That the venture capital industry is dominated by men is hardly new news, and a new VCJ story (gated – so here is a recent article and a historical study) notes that just 5% of partners at the 50 most active venture firms are women. However this theme has been extended with a recent Business Week article title bemoaning the lack of female entrepreneurs, which trod unabashed into the dangerous ground of comparing female and male entrepreneurs. Not a big surprise then to find the author’s subsequent attempt to deflect criticism with a defense worthy of Animal House: an indictment of society.
Far more interesting was a longer WSJ article wondering why — despite the growth of women-owned businesses (which mostly fall outside the venture funding parameters above) are those firms consistently smaller than companies owned by men? This piece looks, much more seriously, at the underlying social factors, including studies showing that women are less inclined towards debt to finance growth, and are more suspicious of banks.

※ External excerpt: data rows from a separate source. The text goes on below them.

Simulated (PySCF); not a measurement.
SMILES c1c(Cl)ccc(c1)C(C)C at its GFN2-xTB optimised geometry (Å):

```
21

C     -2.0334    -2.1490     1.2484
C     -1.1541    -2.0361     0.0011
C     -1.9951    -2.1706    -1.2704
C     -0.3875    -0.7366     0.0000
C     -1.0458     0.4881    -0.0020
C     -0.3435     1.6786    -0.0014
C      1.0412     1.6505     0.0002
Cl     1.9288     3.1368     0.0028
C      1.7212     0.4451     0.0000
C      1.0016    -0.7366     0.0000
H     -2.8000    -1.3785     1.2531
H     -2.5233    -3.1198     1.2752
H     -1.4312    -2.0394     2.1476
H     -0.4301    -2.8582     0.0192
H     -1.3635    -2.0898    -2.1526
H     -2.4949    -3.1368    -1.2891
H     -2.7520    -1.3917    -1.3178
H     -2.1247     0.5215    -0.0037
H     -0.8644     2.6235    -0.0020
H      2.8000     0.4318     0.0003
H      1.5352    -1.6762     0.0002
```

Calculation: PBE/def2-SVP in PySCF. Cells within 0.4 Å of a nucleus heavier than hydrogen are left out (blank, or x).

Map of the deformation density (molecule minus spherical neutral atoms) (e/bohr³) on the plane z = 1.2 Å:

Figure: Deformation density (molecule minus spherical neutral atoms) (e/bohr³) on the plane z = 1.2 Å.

Two months ago I noted a study that posited how overconfidence made men worse investors during an economic downturn (see article). However it stands to reason that the same overblown faith in their abilities may make men more likely to take risks that results in larger companies — but if so, one might expect that there are a disproportionate number of business failures at male-owned companies. Just selectively picking from the headlines, I don’t recall a lot of women leaders at Enron, Lehman, or Pan Am. If anyone knows of some data, send it on.